A Collaborative Technique for Spatial Interference Reduction in Multi-Node Antenna Arrays with Antenna Diversity
Kenneth L. Collier Jr. and Laurie Joiner, University of Alabama in Huntsville
Date/Time: Tuesday, Apr. 24, 11:03 a.m.
The unmatched services provided by Global Navigation Satellite Systems (GNSS) such as the United States Global Positioning System (GPS), the European Union Galileo, and Russian Global Navigation Satellite System (GLONASS) have driven the worldwide pervasive use and reliance upon these systems by governments, commercial sectors and private citizens. As dependence upon GNSS for reliable and accurate position, velocity and time measurements increases it becomes more critical that the resiliency and integrity of these systems remain unfettered. GNSS receivers are vulnerable to interference whether from inculpable emitters or intentional sources commonly referred to as jammers. While illegal in the United States and many European nations, the availability and capability of jammers targeting commercial GPS receivers is alarming and has resulted in numerous studies to characterize their behavior and impact. Approaches to mitigate external interference in GPS receivers embedded in small, lightweight systems such as cellphones, autonomous drones, and other smart sensors are limited. Many practical single-antenna antijam algorithms are only applicable to a subset of interference waveforms with narrow frequency bandwidths and slowly changing temporal characteristics. Multi-element antenna arrays provide robust protection against a diverse set of threats; however, in their traditional implementation spacing between elements is fixed near one-half a wavelength. The size and weight of these antenna arrays are not practical for systems whose mobility and portability are distinguishing qualities.
A hybrid concept is devised to deliver robust spatial interference rejection to dispersed embedded GPS receivers working collaboratively in a multi-node antenna (MNA) array through the combination of adaptive null-steering and antenna diversity. The MNA array is formed from a collection of independent devices with single-element antennas thus circumventing SWAP constraints.

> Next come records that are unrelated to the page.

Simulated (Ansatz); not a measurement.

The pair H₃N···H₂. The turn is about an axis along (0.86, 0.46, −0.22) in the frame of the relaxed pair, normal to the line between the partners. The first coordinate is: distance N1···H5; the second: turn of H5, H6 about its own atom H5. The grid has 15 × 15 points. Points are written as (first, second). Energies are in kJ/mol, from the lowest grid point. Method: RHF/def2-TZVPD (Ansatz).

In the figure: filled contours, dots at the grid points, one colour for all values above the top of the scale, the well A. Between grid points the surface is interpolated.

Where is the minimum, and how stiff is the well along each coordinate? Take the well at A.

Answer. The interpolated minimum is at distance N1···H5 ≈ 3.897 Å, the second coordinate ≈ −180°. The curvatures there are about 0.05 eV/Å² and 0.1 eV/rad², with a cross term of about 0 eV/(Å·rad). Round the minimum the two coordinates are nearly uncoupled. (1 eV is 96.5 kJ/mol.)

It is highly likely that forming a GNSS antenna array from a collection of independent dispersed antenna elements requires accuracy to be sacrificed for jamming-immunity. Unique complications are inherited that must either be accepted or mitigated. Foremost, the distance between individual elements of a practical MNA array will exceed traditional half-wavelength spacing. Thus, applying an adaptive null-steering filter to the MNA array results in aliasing where numerous grating nulls accompany the desired nulls present in the spatial antenna pattern. This severely restricts the useable beamspace of the array. A diversity scheme based on selection combining is postulated to overcome the effects of aliasing. Designating the total number of nodes available to participate in the array as N and the desired number of nodes forming the array as M, the diversity scheme performs adaptive filtering on X array combinations where X is found from the binomial coefficient of choosing M-1 nodes from a collection of N-1 nodes. Each resulting antenna pattern contains both nulls directed towards jammers and grating nulls; however, the grating null locations vary between combinations. Following code correlation in the GPS receiver, selection-combining is leveraged to select the output with the highest carrier to noise ratio per satellite. Simulation results show employing this diversity scheme can increase the useable beamspace from 50% to over 90% with N = 6 and M = 3.
An additional complication arises as the spatial size of the array increases. In traditional array processing the narrowband assumption is often applied such that elementary phase shifts are applied to a common signal to model its propagation across nodes of the array. As the bandwidth of the signal or expanse of the array increases, this approximation loses its validity and when left unmitigated can further restrict the useable beamspace and degrees-of-freedom within the MNA array.
Other difficulties introduced by the MNA array architecture include node synchronization; as well as, network bandwidth and latency requirements. Furthermore, maintaining the ability to accurately estimate the code delay and carrier-phase shift of the desired signal source within a GNSS receiver is more important than simply extracting navigation bits from the modulated waveform. Combining relative time-delayed samples from each antenna element artificially creates a multipath environment for the GPS receiver which can lead to inaccurate range estimates. The MNA array architecture should minimize this performance impact by compensating for the induced multipath environment.
This paper formalizes a concept to combine an adaptive, null-steering filter with selection-combining diversity to reject interference in MNA arrays. The tradeoffs and complications described above associated with large and sparse antenna arrays for GNSS applications are evaluated. Analyses reveal how the severity of these complications vary with MNA array composition and impact the fundamental ability of GNSS receivers to estimate code delay and carrier-phase shift in received satellite waveforms. An end-to-end MATLAB modeling environment is introduced to define MNA antenna arrays, propagate GPS and interference waveforms to array elements, excite adaptive-antenna array filters and assess GPS-receiver baseband processing performance. Finally, simulation results are presented to estimate the jamming immunity, useable beamspace, complexity, and navigation performance of the MNA array concept.